Vulnerability Research

Uncover and address security gaps faster and more efficiently.

Malevolent Code Analysis

Effectively detect and neutralise harmful software.

Digital Forensics

Collaboratively analyse data to ensure thorough investigation.

Software Assessment

Our team is ready to provide expert analysis of your binary code.

Cybersecurity training

Grow expertise with hands-on training modules guided by a coach.

ResourcesΒ ##### INDUSTRIES

##### ABOUT US

##### FOLLOW US

BlogEmpowering teams with πΈπ»πΌπ-π΅πΌπ to build a more secure world through cybersecurity. Join our mission.

Semiconductor

Security Labs

Governmental agencies

Academics

Why eShard?

Our team

Careers

Linkedin

Twitter

Youtube

Gitlab

Github

Back to all articles

Chip Security

About a year ago, I wrote on the importance of performances for Side-channel attacks here. I claimed, among other things, that our open source side-channel library scared has good performances. Indeed, after some tests it appeared that the computing performances of scared are good compared to other tools. A bit later I open sourced the benchmarking suite I used for testing... But I missed one tool!

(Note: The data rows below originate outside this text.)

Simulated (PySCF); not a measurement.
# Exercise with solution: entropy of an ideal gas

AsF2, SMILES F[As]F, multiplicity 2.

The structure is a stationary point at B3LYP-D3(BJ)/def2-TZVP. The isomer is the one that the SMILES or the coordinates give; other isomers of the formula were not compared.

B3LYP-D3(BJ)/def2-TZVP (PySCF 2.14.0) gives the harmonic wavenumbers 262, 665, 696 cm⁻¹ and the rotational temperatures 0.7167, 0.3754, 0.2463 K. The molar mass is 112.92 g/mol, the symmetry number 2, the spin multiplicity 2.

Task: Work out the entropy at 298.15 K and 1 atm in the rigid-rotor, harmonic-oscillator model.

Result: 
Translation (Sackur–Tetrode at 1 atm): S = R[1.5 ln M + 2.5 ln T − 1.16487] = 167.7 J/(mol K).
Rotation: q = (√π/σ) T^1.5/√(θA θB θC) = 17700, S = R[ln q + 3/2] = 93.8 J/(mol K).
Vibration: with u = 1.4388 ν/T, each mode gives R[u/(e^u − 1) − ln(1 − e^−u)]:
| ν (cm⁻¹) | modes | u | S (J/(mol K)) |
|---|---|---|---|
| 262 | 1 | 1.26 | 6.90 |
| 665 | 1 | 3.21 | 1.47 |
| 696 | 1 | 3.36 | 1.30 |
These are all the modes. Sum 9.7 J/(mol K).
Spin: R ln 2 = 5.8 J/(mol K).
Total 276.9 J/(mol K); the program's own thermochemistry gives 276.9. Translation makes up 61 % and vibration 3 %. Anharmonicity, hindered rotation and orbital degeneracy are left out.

Few days after the blogpost and the announcement at the CHES rump session, we received an email from the SCALib developers saying (I summarize): "Why is your library so slow to compute SNR, do I miss something?". And he was right:

- I missed the scared vs SCALib comparison
- SCALib is incredibly fast to compute SNR

I cannot lie, it triggered me but also gave me great motivation to make `scared`

faster!

We already knew that the *partitioned* distinguishers in `scared`

are not optimal.

A *partitioned* distinguisher is a class of distinguishers that, as its name suggests, partitions the traces samples according to the target intermediate values and model.

Here is how partitioned attack (here `ANOVA`

) can compare to the more classical correlation based distinguisher:

On the left picture shown above, even though our groups are different, neither the CPA or the ANOVA can detect the leakage as there is no variation in the means (similar mean between and within the groups).

On the right-hand side, the CPA still cannot detect leakages as there is still no linear variation of the mean between the groups (inter-group). However, the ANOVA can reveal leakages as there are distinct means between the groups (inter-group).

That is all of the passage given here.